Imagine being a merchant’s apprentice leaving his village for the first time to travel thousands of miles from East to West, trading your wares. What astonishment would you experience as the landscape transformed from fertile green valleys to parched deserts to high mountain passes? How would it be to hear another language for the first time? Or to witness a prayer ceremony unlike your own?
This was my romantic vision of the famed Silk Road.
In truth, the traders who traveled this route to exchange their goods rarely went very far; instead, the bolts of silk, furs, spices, horses, ceramics, and other luxury wares were passed from hand to hand, town to town, until they reached their destination. Would you believe that because of this chain of trade, the highly-prized threads of China’s silk farms have been found as far as the ancient graves of Scandinavian kings!?
Chris bought a straw hat in Xi’an, China, and transported it all the way to Khiva, Uzbekistan, before giving it to our friendly innkeeper. Does that count? Maybe not.
I am the silk of the day!
So then, I am not the merchant’s apprentice. Perhaps, then, while tracing the routes of the Silk Road, I am the goods themselves?
These ancient trade routes are still used to move hot commodities, but the caravans that bounce from one mark on the map to another are now taxis, buses, and trains. Their wares? Mostly travelers like me, wanting to connect to the romantic ideal of the world’s oldest highway. Ah-ha! I am the silk of the day!
Cynics might say that the current rendition of these ancient towns is a poor substitute for the real thing—that the ‘Disneyfication’ of the mud houses and their labyrinths of alleyways is robbing them of their authentic soul.

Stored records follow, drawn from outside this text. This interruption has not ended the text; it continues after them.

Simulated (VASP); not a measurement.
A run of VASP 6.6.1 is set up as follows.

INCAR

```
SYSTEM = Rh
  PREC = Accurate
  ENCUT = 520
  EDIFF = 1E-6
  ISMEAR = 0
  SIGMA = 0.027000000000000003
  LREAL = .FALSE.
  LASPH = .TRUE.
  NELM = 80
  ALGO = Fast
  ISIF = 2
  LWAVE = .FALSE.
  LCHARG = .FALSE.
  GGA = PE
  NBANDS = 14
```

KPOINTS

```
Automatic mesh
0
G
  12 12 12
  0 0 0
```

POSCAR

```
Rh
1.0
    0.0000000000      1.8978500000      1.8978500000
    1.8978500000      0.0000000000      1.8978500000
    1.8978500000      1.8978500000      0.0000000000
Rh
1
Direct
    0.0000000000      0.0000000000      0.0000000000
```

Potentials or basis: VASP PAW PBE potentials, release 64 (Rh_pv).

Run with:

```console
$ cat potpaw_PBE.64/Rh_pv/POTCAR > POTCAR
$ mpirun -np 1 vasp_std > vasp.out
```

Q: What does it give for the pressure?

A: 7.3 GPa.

I, on the other hand, think it’s a good deal. Tourists’ dollars are helping fund restoration projects to keep the absolutely magnificent architecture of ancient mosques and minarets still standing. Tourist interest in the traditional handicrafts of these old towns is keeping those traditions profitable. The tours they purchase are perpetuating the spirit of education that filled the ancient madrassas with purpose.
I like to think, too, that this road is still abundant in the trade of ideas.
In Andijan, Tashkent, and Bukhara, we met some fellow travelers and timidly asked if we could go from town to town together. (They said yes!) Elise left Paris seven months earlier to challenge herself. Abby, Ed, and their children are from the U.S. but were on fall break from their third year teaching at an international school in Kazakhstan. Josephine left a fantastic career in Germany to seek the next step in her life. We luxuriated in spending an entire week with these beautiful people, sharing our stories and opinions, our ideas.
In the end, I found exactly what I was seeking from the Silk Road. My concept may have been romantic and only loosely tied to the real story of the past. But, in the role of a bolt of silk and a collection of thoughts, I played my part well. I saw the human and physical landscapes change with each passing day, and I was part of the constant trade of concepts that keeps us learning about what lies beyond our own boundaries.